I’ve measured my life in Augusts for almost as long as I can remember. Actually, for as long as I’ve known how to measure time. It started the way it usually does with kids — when summer ends and school starts. Then my boyfriend’s and my anniversary in early August got added on. This year, it’s also the one-year anniversary of this blog. Technically the anniversary is next week, but this is my one-hundredth post, so we’re counting it.

I don’t always love looking back because I know I don’t remember it accurately. Some things do become more clear with time — like how high school was not as decent as I thought it was then — but other things soften and some things just fade. And all those shifts make it hard to examine the past clearly.

The last year has honestly felt really, really long. When I set up this blog and published the first post, I remember where I was sitting (in my parents’ backyard in much too hot of weather to be doing so). Though it’s difficult to remember quite how I felt right then, I know my life felt suspended. I had made it through college, I knew the physical region where I wanted to look for a job, and I had finally snagged a part-time job for the meantime. Little things were in place, but the future seemed like a giant abyss.

Less than 6 months later, I had moved to a whole new area and into a new apartment with friends, started a full-time job, finally (mostly) stopped having to do long-distance with my boyfriend. Things were the best I could have reasonably expected.

Of course, life throws curveballs. Family tragedies, social challenges, unexpected pressures, and the sometimes crippling weight of my own expectations rolled in. And the thing about being a more-or-less self-sufficient adult is you just have to figure out how to handle what gets thrown your way. You grow, or you crumble. Sometimes you crumble and then grow.

I’ve changed a lot more in the last year than I anticipated. Some of it is for the better: I’m more confident in a number of areas, more settled into where I’m at in life, and more straightforward with my thoughts. Of course, there’s also stuff that I’m still working on — some if it is honestly in a bit of worse shape than it was this time last year.
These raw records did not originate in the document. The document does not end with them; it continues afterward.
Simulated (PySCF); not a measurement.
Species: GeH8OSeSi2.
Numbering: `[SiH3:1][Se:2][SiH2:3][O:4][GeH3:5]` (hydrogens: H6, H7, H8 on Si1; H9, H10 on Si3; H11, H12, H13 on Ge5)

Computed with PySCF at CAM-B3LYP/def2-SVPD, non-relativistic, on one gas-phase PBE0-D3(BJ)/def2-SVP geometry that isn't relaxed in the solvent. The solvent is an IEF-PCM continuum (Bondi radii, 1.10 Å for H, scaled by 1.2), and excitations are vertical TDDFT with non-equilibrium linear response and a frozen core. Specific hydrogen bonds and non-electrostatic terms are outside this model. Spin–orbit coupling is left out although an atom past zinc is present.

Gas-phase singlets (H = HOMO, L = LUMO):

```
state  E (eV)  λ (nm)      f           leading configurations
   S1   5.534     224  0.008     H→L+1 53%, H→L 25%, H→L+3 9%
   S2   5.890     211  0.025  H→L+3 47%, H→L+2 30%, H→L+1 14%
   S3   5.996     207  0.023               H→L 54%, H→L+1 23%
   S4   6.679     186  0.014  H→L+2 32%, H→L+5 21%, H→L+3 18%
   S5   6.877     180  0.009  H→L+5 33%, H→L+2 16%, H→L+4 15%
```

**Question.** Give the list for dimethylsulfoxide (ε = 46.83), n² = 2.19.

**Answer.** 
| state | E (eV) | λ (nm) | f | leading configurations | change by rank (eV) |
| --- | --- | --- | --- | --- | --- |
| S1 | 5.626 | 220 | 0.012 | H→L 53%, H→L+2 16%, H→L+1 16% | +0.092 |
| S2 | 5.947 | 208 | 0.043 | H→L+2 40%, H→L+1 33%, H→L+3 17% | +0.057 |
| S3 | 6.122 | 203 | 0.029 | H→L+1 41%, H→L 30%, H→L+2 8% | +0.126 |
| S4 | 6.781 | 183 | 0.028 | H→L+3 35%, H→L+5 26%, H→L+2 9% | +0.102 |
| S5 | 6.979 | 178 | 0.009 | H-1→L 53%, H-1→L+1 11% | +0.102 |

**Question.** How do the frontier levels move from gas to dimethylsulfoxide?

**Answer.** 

It would be gratifying to share a big long list of all the things I’ve learned, advice I could give to people who might be in a similar spot, but I still really feel like I’m learning. And it seemed much more important to start with a thank you.

Thank you to all the people who continue to read and be supportive of not just the blog itself, but its purpose and the space it was created act as for those of us who are making our way through emerging adulthood in all its wonder and confusion. Thank you to everyone who offered kind and encouraging words over the last year — I seriously can’t believe how great y’all are. Thank you to the people who have tolerated me pacing and huffing when I had writer’s block and a post was due. Thank you to the mentors, leaders, and peers who have taught me basically everything I’ve shared on here. And thanks to you, emerging adults: I hope I’ve made our journey feel even the tiniest bit less murky.

I do have two pieces of advice, and one request. Advice first.

The biggest things I’ve learned this year can be summed up in this: Absolutely everything changes in either substance or feeling, and you really can make it through anything.

People change, jobs change, areas change, the world changes. Constancy is a very, very rare thing. I do believe that a few things don’t change — like hope and love and faith — but how they feel can still change. How you interact with even the most constant, steady forces in the universe will change. Because you’re changing. Your only job is to try to push those changes toward the better.

Life is hard. Sometimes it’s really hard. I’m not trying to be either cynical or flippant, it’s just a fact. Some challenges will feel worse than others, and you might get hit when you’re already down, or as soon as you get back up. There’s a lot about life that we have zero control over, but we can always choose to keep going. So no matter what small accomplishment it start with, no matter how insurmountable the odds, you can win just by continuing. Even if it’s not on the same path, you are full of more courage and strength than you know, and can keep moving forward.

Finally, a request. I would absolutely love to hear — particularly from emerging adult readers — what you’d like to see more of on this blog in the coming year. I’ve got some cool posts lined up but am not made of ideas, nor am I in your shoes. What info would be most helpful and/or enjoyable to read?